August 7, 2000

 

Discerning Consumer

written by
Lynn Trenning

 

 

 

 

 

 

 

 

 

 

 

 

 

 

 

 

 

 

 

 

 

 

 

 

For more about Lynn Trenning, please visit her main page.

aired on WFAE, August 7, 2000

Being a discerning consumer is an endless challenge. There are so many things to get upset about in this world. Some corporations violate human rights, others commit environmental crimes, & still others donate money to the wrong political party (according to me). It is impossible to track all corporate infractions. But you have to have rules to shop by, because you can't buy everything you see, so I've created a few for myself. As the saying goes, you are what you buy.

I will not eat in a restaurant where someone has been killed. I know of three in Charlotte. I'm sure there are more. One was a former hardware store where the proprietor got bludgeoned to death by an unknown assailant. One is where the former proprietor shot a burglar in self-defense. Another is a popular fast food restaurant where a manager was shot in cold blood. People say I'm unfairly punishing today's owners for the sins of a criminal. I say it's a question of respect. And appetite.

I don't buy clothes that advertise the company that made them in huge letters across the chest of the product. I expect to be reimbursed for such promotion. People who sport such products are both unwitting billboards and unpaid labor.

I will not shop in any establishment that assaults my ears. This includes grocery stores where an announcer incessantly prattles about in-store specials, restaurants with televisions turned on so loud they interfere with conversations, and retail establishments with radios tuned into the static station. You may as well simultaneously drill my molar and drag my fingernails on a newly washed chalkboard. Such tactics don't make me want to shop until I drop.

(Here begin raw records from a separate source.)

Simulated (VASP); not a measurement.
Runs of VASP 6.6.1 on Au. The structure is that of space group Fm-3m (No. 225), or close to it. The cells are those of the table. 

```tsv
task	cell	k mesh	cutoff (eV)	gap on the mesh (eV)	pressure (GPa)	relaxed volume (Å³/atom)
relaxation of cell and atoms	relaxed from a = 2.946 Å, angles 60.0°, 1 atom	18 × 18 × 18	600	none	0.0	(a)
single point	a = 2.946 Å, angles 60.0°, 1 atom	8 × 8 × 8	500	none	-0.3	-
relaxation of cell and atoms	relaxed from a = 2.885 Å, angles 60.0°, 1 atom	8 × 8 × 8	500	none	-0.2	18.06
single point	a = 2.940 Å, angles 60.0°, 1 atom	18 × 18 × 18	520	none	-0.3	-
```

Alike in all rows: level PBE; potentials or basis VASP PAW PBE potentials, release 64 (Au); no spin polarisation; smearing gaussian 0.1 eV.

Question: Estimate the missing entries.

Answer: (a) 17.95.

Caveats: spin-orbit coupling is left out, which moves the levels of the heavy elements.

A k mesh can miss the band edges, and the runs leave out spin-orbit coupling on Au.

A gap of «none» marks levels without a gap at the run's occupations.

I will not shop in a stand-alone drug store, or a new drug store that stands in the place of an old favorite drug store. I will not shop in a drug store that has not complied with simple aesthetically pleasing building plans requested by the neighbors who are supposed to frequent that drug store.

I will not eat in restaurants that have less than an A grade from the Health Department. I have worked in many restaurants, and know what can go on even in the cleanest of kitchens, so if you have a B rating, call me next year when they give you another chance, and maybe I will too.

I will not shop at large box stores that pull their locations from the inner city and invest their resources in building suburban sprawl on the outskirts of the city on former farmland. These stores support poor land use, unwisely squander infrastructure dollars, and encourage more people to drive further distances, which decreases the quality of life in many ways. I really can't say enough mean things about them.

I will not shop at stores where the clerk doesn't greet me pleasantly one out of three times. I'd like to be more strict about this rule, but in today's rude economy, I'd have to live without consumer goods.

Sometimes I have to break these rules and it hurts me, so I do it alone, in a hurry, and will deny it later even to those closest to me. But you can only break rules if you have them, so make yourselves a few. The only power you have as a consumer is to withhold your wallet.